On the question of falling revenue, the Minister pinned his faith to the point that the Dublin South-Eastern Railway would not have continued to exist. Of course, he did not give any figures in support of that statement, but he states that there has been a considerable reduction in the revenue of that section of the Great Southern Railways. Deputy J.X. Murphy is a director of the railway company, and the Minister knows less about the matter perhaps than Deputy Murphy, whom I do not expect to put down confidential figures. But the Minister has been poking his nose behind the scenes, and knows the present financial position of the Great Southern Railways Company. I challenge the Minister to produce the figures in regard to the revenue of the Dublin South-Eastern Railway. If he produces these figures, they will show that the revenue of that section of the railways has been maintained to a greater extent than the revenue even on the main line of the Great Southern Railway. Do you accept the challenge?

I would not accept anything that the old London Midland and Scottish had to do with.

I am not dealing with the London Midland and Scottish. If the Minister can produce any figures to support his statement I am prepared to leave over the motion until he brings the figures before the House. If he is able to support that statement by figures, I am prepared to admit that there is less in my motion than I thought when I prepared it.

We are not inquiring into that.

There is no use in making a statement which you cannot prove. I make this further statement, that there are more trains running to-day on the Dublin South Eastern section of the Great Southern Railways than ever ran in pre-amalgamation days. That being so, if it were maintained as a separate undertaking there would be more work to do in the workshops at Westland Row and more men would be employed than in pre-amalgamation days.

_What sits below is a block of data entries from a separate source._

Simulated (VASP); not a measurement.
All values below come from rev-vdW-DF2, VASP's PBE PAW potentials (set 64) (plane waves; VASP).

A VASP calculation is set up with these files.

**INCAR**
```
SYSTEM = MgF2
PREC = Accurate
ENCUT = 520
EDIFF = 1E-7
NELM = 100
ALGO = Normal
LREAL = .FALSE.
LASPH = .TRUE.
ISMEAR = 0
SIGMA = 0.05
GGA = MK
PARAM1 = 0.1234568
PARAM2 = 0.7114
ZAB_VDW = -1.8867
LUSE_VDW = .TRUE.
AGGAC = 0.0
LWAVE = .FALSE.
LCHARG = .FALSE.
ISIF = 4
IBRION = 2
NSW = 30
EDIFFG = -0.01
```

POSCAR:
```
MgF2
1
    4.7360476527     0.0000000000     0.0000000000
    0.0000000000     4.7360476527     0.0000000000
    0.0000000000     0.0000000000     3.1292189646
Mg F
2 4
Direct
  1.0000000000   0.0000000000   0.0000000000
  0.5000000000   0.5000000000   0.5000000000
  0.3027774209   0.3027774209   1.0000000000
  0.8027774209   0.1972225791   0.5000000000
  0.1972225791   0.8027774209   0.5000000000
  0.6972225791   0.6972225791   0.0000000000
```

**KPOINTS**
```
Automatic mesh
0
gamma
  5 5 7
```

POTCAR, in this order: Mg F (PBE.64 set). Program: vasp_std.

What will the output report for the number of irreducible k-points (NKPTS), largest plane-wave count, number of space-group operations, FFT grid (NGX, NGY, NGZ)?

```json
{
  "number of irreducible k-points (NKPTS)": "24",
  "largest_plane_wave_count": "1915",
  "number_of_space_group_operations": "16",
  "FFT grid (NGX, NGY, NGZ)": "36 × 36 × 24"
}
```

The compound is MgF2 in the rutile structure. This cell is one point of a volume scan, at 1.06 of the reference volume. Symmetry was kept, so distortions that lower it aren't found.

If Deputy Davin wants my opinion, it is that there are far too many trains running on the Dublin South Eastern line at the moment.

I am amazed that a director of the railway would come in the House and make that admission. However he admits it is a fact, so that these passenger vehicles would have been painted and repaired at the workshop at Westland Row were it not for amalgamation.

Does he say it is due to amalgamation?

I am sure he will not go so far as to say that the wagons and vehicles running on the line would not have been painted since amalgamation.

Some of the Westland Row ones.

It is on grounds of that nature that I base my whole case. I join with Deputies Holt, Reynolds and Maguire in maintaining that the ratepaying community who have been paying rates for a long number of years for the Cavan and Leitrim line would not willingly allow that line to close down. The same applies to the West Clare Railways. Of course, the Cork and Bandon and the Cavan and Leitrim were not baronially guaranteed lines, but the ratepaying community, who are paying a guarantee of one-tenth of a farthing per ratepaying individual, would not allow them to be closed down.

Would they pay a penny instead?

I hope the Deputies agree with me. If that is so, the workshops in these areas would still be operating and these people would be still employed painting those carriages and wagons. Individuals, at any rate, who have been removed by dismissal from the services of the Cork and Bandon and the Cavan and Leitrim, and from the services of the Dublin and South-Eastern as well as the West Clare lines, would not all have been dismissed. These men whom I now refer to have all been dismissed as the result of centralisation, and this is the direct result of amalgamation. That is the case, and the whole case, that I make to this House in support of this motion, and if that is not a case for amending the Act and setting up a committee I do not know what is a good case.

They did not come forward applying for compensation.

I said most emphatically that the case was tested as the result of the four applications submitted by four of the eight painters employed by the Dublin and South-Eastern Railway works. Their claim for compensation was turned down, and the Railway Clerks' Association, acting in cooperation with the National Union of Railwaymen and the Associated Society of Locomotive Engineers and Firemen, and with the finest legal advisers this or any country could provide, have been advised that it is a hopeless and futile farce, and that it is useless for us to go any further with these cases.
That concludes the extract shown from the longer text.